That CAT excavator probably has a center of gravity that is eight feet above the ground.
It is the ratio of the height of the COG to the horizontal distance out to the outer edge of the tire (or track) that counts.
You didn't say what model Husqvarna lawn tractor but if you pick a typical one you can find dimensions on like the YTH2348LS you will find it weighs 458 lbs and is 42 inches high and 50 inches wide. That 50 inches is the mower deck so the tires out to out would be less, maybe 46 inches. It has 20x8-8 rear tires so the rear axle is 18 inches off the ground and the COG with you sitting on it is about 24 inches off the ground.
So your ratio would be 23 inches of width divided by 24 of height would be 0.96.
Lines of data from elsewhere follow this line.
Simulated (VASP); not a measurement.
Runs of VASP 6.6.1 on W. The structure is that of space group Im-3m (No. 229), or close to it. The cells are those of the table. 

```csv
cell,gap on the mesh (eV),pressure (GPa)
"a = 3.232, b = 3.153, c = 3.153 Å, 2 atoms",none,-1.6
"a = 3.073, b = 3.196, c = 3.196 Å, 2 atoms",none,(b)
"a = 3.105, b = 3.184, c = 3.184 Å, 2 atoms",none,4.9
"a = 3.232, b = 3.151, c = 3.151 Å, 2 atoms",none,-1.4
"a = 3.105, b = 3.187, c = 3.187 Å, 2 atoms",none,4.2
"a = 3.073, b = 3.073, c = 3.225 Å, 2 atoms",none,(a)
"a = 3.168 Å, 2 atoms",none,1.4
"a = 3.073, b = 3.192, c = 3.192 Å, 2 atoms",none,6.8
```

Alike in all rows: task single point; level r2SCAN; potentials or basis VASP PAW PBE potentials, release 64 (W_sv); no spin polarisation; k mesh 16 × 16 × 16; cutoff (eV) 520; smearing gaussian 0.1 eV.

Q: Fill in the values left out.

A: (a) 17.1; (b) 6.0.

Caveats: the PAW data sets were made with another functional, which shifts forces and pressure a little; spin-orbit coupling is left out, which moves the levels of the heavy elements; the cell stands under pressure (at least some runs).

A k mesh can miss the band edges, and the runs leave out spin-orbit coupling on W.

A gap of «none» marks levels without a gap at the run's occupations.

My tractor as set up is 94 inches wide so half of that is 47 inches and it measures 32 inches from the ground to the top of the center casting between the operators feet which is above where the COG is with the fluid in the tires but using that. 47 / 32 =1.47 so mine is more stable then yours. :silly:
Now if I take the spacers off and set the tires in to the narrowest workable setting the half width is just 35 inches and I'd get 35/32=1.09 which is a lot closer to your tractor so the set up is what makes the difference. Notice the weight of the tractors doesn't factor into this ratio except for determining exactly where the COG of the tractor is. If your adding weight you want to add it somewhere low to lower the COG not pile it on top and increase the COG.